Part 1 - Cleaning and Insights

Cleaning our Data

Do the following within a single cell of your notebook.

We’ll need to clean our data to ensure that the columns are formatted the way we want. First, let’s convert every column that we think should be a numeric value (hint: how did we do this for the duration column in the UFO lab?). These should be:

residential_units
commercial_units
total_units
land_square_feet
gross_square_feet
year_built
sale_price

Our dataset includes all propety sales within the date range in NYC. So there’s lot of things we probably don’t care about, e.g. 36 OUTDOOR RECREATIONAL FACILITIES. Let’s assume that we only want to learn about residential style properties from the perspective of someone looking for a home. Filter out any rows that do not fall under the following building_class_category:

01 ONE FAMILY DWELLINGS
02 TWO FAMILY DWELLINGS
03 THREE FAMILY DWELLINGS

Next, let’s drop some rows that don’t make sense for our anaylsis.

  1. Let’s make sure that the sale was indeed for a home and not a commercial business. Specifically, further filter out any rows that have residential_units equal to 0.
  2. Drop any rows that do not have a sale_price or are less than $65,000. Many sales occur with a nonsensically small dollar amount: $0 most commonly. These sales are actually transfers of deeds between parties: for example, parents transferring ownership to their home to a child after moving out for retirement.
  3. Drop any rows that do not have a gross_square_feet or land_square_feet.
  4. Drop any rows that a gross_square_feet or land_square_feet of 0.

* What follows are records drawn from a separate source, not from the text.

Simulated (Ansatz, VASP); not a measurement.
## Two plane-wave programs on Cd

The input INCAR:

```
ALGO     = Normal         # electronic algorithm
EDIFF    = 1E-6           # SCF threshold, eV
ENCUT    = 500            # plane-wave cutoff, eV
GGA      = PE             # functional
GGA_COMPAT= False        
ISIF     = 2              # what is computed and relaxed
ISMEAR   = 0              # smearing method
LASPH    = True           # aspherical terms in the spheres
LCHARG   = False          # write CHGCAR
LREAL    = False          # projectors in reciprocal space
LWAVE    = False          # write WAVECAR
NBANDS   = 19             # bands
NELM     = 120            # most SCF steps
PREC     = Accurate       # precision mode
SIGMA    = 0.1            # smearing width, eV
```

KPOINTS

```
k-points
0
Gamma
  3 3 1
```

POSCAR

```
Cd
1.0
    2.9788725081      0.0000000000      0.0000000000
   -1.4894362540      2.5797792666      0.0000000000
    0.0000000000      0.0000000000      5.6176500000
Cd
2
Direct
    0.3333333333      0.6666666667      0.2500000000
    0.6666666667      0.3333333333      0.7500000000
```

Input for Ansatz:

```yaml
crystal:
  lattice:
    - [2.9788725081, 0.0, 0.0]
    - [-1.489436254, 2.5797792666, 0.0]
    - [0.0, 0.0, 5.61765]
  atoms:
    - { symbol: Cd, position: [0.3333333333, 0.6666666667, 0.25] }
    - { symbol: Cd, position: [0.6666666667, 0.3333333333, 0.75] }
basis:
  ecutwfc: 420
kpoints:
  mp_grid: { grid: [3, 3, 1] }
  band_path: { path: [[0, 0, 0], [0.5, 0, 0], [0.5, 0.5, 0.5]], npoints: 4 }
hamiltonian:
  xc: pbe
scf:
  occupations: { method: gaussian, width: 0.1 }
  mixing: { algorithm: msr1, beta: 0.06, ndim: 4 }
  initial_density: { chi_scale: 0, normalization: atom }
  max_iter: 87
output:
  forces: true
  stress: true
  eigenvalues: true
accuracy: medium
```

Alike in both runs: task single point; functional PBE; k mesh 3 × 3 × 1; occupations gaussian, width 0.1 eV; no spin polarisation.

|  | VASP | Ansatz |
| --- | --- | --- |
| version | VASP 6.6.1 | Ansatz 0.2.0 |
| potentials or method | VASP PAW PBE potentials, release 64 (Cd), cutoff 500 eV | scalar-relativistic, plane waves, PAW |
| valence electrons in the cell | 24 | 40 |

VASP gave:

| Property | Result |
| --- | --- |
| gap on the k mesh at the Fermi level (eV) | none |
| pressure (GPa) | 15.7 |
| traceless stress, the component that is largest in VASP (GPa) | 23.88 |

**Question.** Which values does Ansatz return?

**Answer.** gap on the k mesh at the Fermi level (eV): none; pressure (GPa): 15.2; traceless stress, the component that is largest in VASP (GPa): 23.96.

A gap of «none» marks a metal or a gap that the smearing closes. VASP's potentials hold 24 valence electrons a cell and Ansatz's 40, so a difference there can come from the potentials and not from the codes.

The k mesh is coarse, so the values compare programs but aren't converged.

As a checkpoint, you should now have a dataset with no null values and 24416 rows.

Gaining Insights from our Data

Next, we want to validate some hypothesis about the data we have. For example, it’s highly likely that the borough and neighborhood drastically change the price of a property, but we should be sure that this is the case first. Answer each question in the corresponding cell of your notebook by printing them out.

  1. Borough sensitivity: what are the average property prices per borough? What about the standard deviation of the average property prices per borough?
  2. Square footage sensitivity: what is the average price per gross square foot per borough? What about the standard deviation?
  3. Neighborhood sensitivity: what are the most expensive and least expensive neighborhoods in each borough?
  4. Neighborhood sensitivity 2: what are the most expensive and least expensive neighborhoods in each borough if we consider the per unit price? That is, we instead average the price per residential unit of a building.

Part 2 - Predicting Property Prices

Predictive Machine Learning

Now that we have some ideas about what parameters are important, let’s fit a linear regression to predict property prices. Included is some framework code for a random forest regressor. This is slightly different than the random forest classifier that we used for the Titanic lab, the only difference being that instead of something like a majority being chosen from the trees, something like the average is taken instead. This makes it more suitible for a prediction task instead of a classification one.

Your job is to provide the features that you think are important for the model. Simply uncomment the columns in the features list you wish to train the model on and run the cell. It will output the (log of the) mean squared error (MSE) and the R^2 value. In short, you can interpret them as so: the lower the MSE the better, and the closer to 1 the R^2 is the better.

For the purposes of this assignment, the training of the model is not randomized. That is, the training set is always the same and the randomness of the forest is always the same. This way, you can gain insights about what features are important. In the real world, you would likely need to train the model many times over many sets of parameters and pick the best one.

It’s recommended to start with as few features as possible, then slowly add more. Otherwise, your model may take too long to train! If your model is taking longer than a minute to train, something might be wrong.

What features do you find to be the most impactful? In particular, what do you notice about including any of the number of unit features (total_units or residential_units) versus the building_class_category feature? Why do you think this is?

Visualization

Finally, let’s visualize our predictions. Add a line to include a scatter plot in the matplotlib code provided. This scatter plot should be points where the x-value is the predicted value and the y-value is the true value. This way, we can visualize how far off our estimates are by seeing how far off they are from the line defined by y=x.

Extra Credit

Use any other model you wish to train a predictor. It does not need to perform better than the random forest regressor we used. You may find it useful to copy the code provided as a starting point.